ISLAMABAD – The federal government has allocated Rs354.81 billion to State-Owned Enterprises (SOEs) under the Public Sector Development Programme (PSDP) for the fiscal year 2025–26, marking an 80.3% increase from the Rs196.83 billion earmarked in the outgoing year.
The significant rise in allocations comes as the government maintains its commitment to fund SOEs for strategic and developmental functions, even as broader reform efforts remain ongoing.
In his FY25–26 budget speech, Finance Minister Muhammad Aurangzeb noted that loss-making SOEs continue to impose a substantial fiscal burden, estimated at over Rs800 billion annually. When government support through subsidies, grants, and equity injections is factored in, the total impact exceeds Rs1 trillion.
Aurangzeb highlighted the urgency of SOE reform as essential for fiscal discipline. “The government has taken several important steps regarding SOEs,” he said, including the completion of a categorisation process by a cabinet committee. The classification distinguishes entities for restructuring, privatisation, or adoption of the public-private partnership (PPP) model.
The finance minister reiterated that the government is committed to reducing the size of the public sector and intends to pursue privatisation and rightsizing of SOEs in FY26. He added that professional boards of directors have been installed in several entities to ensure operational autonomy and reduce political interference.

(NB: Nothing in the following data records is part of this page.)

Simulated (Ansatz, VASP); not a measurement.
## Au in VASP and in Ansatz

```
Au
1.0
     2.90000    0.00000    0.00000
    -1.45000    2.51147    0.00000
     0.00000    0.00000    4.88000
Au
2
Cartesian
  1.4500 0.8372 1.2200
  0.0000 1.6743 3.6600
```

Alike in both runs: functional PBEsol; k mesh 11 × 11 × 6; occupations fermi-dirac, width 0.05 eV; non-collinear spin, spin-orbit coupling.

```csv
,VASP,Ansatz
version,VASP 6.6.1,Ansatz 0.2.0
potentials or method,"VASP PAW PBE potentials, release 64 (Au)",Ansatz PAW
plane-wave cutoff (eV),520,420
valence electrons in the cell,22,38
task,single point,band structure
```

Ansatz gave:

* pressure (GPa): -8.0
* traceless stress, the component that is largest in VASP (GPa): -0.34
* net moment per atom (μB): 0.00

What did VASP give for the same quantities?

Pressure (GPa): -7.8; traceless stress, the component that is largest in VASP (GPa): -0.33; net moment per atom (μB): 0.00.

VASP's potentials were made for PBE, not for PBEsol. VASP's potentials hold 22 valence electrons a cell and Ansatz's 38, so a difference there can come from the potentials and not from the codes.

Aurangzeb said a “modern and dynamic privatisation strategy” is being implemented to enhance public sector efficiency, attract private investment, and reduce fiscal strain. Priority sectors include energy and financial services.
The government aims to complete key transactions in the coming fiscal year, including the long-delayed privatisation of Pakistan International Airlines (PIA) and the Roosevelt Hotel in New York.